Such a sequence exists, and a sketch is as follows. Notice first that, for any $m\neq 1$, $d(a_m,a_1)=d(m,1)=0$, and thus, all the terms are coprime to $a_1$. With this, let $q_1\geqslant 2018^{2018}$ be a prime, and assign $a_1=q_1$. Now, if $m=p,n=q$ primes, then. observe that, $d(a_p,a_q)=d(p,q)=0$. Thus, it is tempting to make $a_p$ to be a power of a prime, for each prime $p$. Take a sequence $2018^{2018}<q<q_1<q_2<\cdots$ of primes, all greater than $2018^{2018}$, and let $a_{p_k}=q_k^{n_k}$, where the exponent is $n_k$ will be used to control the monotonicity condition. Now, for each $n\geqslant 2$, we set $a_n$ to be: $$ a_n = \prod_{p_k\text{ prime }:p_k\mid n}q_k^{e_{k,n}}, $$where the exponents are to be determined. Observe that, this sequence indeed obeys the first and the third conditions. Furthermore, as long as $n_k,e_{k,n}\geqslant 1$ always, we indeed retain $d(m,n)=d(a_m,a_n)$ condition. For adjusting the exponents, first fix an arbitrary exponent for $a_2$ and $a_3$. Now for $a_4$, if $a_2=q_2^{n_2}$, then make $a_4=q_2^{e_{2,4}}$ such that, $a_4>a_2,a_3$ is satisfied. Then adjust $a_5$, then $a_6$, and continue in this manner. Keeping in mind that we are free to adjust the exponents, this procedure can be continued as long as we want to.

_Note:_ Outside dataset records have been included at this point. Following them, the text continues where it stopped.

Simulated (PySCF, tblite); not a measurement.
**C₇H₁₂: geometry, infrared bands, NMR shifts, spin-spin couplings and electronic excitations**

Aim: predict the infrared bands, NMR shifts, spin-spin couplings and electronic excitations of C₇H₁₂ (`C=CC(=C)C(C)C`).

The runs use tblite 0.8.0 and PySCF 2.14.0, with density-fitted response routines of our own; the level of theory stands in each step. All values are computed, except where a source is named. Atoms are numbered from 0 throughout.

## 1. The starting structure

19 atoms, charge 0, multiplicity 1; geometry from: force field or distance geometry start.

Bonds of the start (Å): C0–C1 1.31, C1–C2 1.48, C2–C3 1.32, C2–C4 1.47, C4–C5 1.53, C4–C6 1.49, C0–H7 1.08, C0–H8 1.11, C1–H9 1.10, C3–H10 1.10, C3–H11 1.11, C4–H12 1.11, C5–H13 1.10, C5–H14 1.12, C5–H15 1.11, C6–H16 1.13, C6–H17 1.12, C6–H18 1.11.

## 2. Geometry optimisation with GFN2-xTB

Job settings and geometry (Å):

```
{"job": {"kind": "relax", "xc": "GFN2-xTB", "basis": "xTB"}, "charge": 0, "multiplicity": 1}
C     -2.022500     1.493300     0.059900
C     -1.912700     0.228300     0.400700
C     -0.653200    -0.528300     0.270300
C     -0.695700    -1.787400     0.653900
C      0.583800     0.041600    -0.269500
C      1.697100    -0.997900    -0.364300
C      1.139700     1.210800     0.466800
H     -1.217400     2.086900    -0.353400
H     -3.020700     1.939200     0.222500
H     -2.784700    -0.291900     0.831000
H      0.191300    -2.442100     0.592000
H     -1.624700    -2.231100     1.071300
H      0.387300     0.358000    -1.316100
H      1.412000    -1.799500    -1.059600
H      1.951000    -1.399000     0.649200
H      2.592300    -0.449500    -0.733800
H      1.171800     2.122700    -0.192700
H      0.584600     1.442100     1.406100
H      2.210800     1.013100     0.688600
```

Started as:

Let $\{q\}$ be the sequence consisting of all primes greater than $2018^{2018}$ and $\{p\}$ be the sequence of all primes as usual. Set $a_1=2018^{2018}$, and for each $n=\prod\limits p^{e_{k,n}}_{i_{k,n}}$, construct $a_n$ as follow: $a_n=(\prod\limits_{k=1}^{\omega(n)-1} q^{e_{k,n}}_{i_{k,n}})(q_{\omega(n),n}^{E_n})$ with $E_n$ selected so that $a_m\le a_n$ for all $m\le n$. It's easy to see that this construction does satisfy the constraints given by the problem.

Such a sequence does exist. First, we provide the construction. Let $a_1$ be the smallest prime larger than $2018^{2018}$. For $n\geq 2$, define $a_n$ recursively as follows: if $n$ is prime, let $a_n$ be the smallest prime larger than $a_{n-1}$, and if $n = pq$ for coprime $p$, $q > 1$ let $a_n = (a_pa_q)^N$ , where $N$ is sufficiently large such that $a_n > a_{n-1}$. This clearly satisfies the first and second properties. For the third, notice that a prime $s$ divides $a_n$ iff $s = a_t$ and $t | n$ for a prime $t$, so the number of distinct prime divisors of $a_n$ equals that of $n$, so $d(m, n) = d(a_m, a_n)$ always holds.

XbenX wrote: For positive integers $m$ and $n$, let $d(m, n)$ be the number of distinct primes that divide both $m$ and $n$. For instance, $d(60, 126) = d(2^2 \cdot 3 \cdot 5, 2 \cdot 3^2 \cdot 7) = 2.$ Does there exist a sequence $(a_n)$ of positive integers such that: $a_1 \geq 2018^{2018};$ $a_m \leq a_n$ whenever $m \leq n$; $d(m, n) = d(a_m, a_n)$ for all positive integers $m\neq n$? (Dominic Yeo, United Kingdom) Notice that $d(m,n)=\omega(\gcd(m,n))=\omega(\gcd(a_m,a_n))$ Define $$\mathcal{Q}:=\{q_1,q_2,................,q_k\} \;\;\;\;\;\;\;\;\;\;\;\; q_1>2018^{2018}$$Now choose $a_1=q_1$ and for all $m$ \begin{align*} a_m \equiv 0 \pmod {a_{d_1}^{r_1}} \\.\\.\\.\\.\\.\\.\\.\\.\\ a_m \equiv 0 \pmod {a_{d_{\tau(m)}}^{r_{\tau(m)}}} \;\;\;\; d_i|m \end{align*}Clearly $a_i$ satisfy the condition.